David Hidalgo stood on a concrete loading dock outside the tiny recording studio where he and the other members of Los Lobos were working feverishly on the final track for their new album, “Tin Can Trust.”

On this lovely spring afternoon, the band’s beefy singer, guitarist, accordionist and composer soaked up the sights and sounds surrounding him in the East L.A. neighborhood where the roots-rock group had settled in to make its latest record. As the sun set, cars whizzed past, an ice cream truck trundled down the road playing a jingling version of Brahms’ Lullaby and construction workers wrapped up their day at the demolition yard across the street.

Hidalgo smiled as he mentioned how comforting it was to see a street vendor periodically strolling the sidewalk with his pushcart stocked with fresh corn on the cob.

“The old neighborhood — it’s good,” Hidalgo, 55, said during a break in recording “The Lady and the Rose,” the song that would complete their forthcoming album.

Three dozen years and more than a dozen albums into its career, a band could be forgiven for pursuing the most relaxed, most comfortable way to make a new record. But from the early exuberance of its 1983 EP, “… and a time to dance,” to the musical and sonic sophistication of 2006’s “The Town and the City,” Los Lobos has long strived to push itself, and its music, to new places, and that’s no exception for “Tin Can Trust,” which will be released Aug. 3.

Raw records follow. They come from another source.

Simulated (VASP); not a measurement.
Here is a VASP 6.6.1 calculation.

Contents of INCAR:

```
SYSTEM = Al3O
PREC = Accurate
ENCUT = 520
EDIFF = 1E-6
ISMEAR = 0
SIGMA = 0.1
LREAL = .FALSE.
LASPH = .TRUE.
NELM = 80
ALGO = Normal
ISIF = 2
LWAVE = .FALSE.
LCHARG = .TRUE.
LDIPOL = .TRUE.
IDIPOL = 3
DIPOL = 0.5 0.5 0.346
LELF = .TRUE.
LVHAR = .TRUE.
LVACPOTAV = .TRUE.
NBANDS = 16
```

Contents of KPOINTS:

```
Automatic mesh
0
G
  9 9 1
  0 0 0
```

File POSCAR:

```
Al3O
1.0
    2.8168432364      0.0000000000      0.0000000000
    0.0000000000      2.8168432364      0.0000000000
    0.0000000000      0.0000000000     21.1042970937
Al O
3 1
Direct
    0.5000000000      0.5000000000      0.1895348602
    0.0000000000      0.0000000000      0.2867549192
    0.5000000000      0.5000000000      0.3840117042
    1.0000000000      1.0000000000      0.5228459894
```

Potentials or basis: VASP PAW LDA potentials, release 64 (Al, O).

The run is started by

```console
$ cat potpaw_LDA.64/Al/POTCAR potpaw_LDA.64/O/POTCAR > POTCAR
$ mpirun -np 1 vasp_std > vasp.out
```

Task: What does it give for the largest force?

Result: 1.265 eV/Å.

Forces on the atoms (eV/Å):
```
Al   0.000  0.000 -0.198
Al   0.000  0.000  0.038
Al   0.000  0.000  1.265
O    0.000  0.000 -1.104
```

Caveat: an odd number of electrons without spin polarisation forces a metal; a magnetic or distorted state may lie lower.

By returning to the part of town that gave birth to the group in 1973 to make the new album, the members have reconnected with some of the qualities that first brought them together. At the top of the list: the sheer joy of playing together, and the challenge of bringing the values they cherish into songs that help illuminate their experiences, good and bad, as they move through life.

“On Main Street,” one of a half-dozen new songs Hidalgo wrote with bandmate Louie Perez, celebrates the community they grew up in:

Nothing better than running down the boulevard

Getting a little dirt on my shoes

With my brothers and sisters hanging all around

Chasing away all of my blues

The blues are never too far away, as they note in the title song, which outlines and empathizes with struggles of those who live hand-to-mouth. He concludes the lyric with the reality that “All in all I ain’t got/ Ain’t got much in a tin can trust.”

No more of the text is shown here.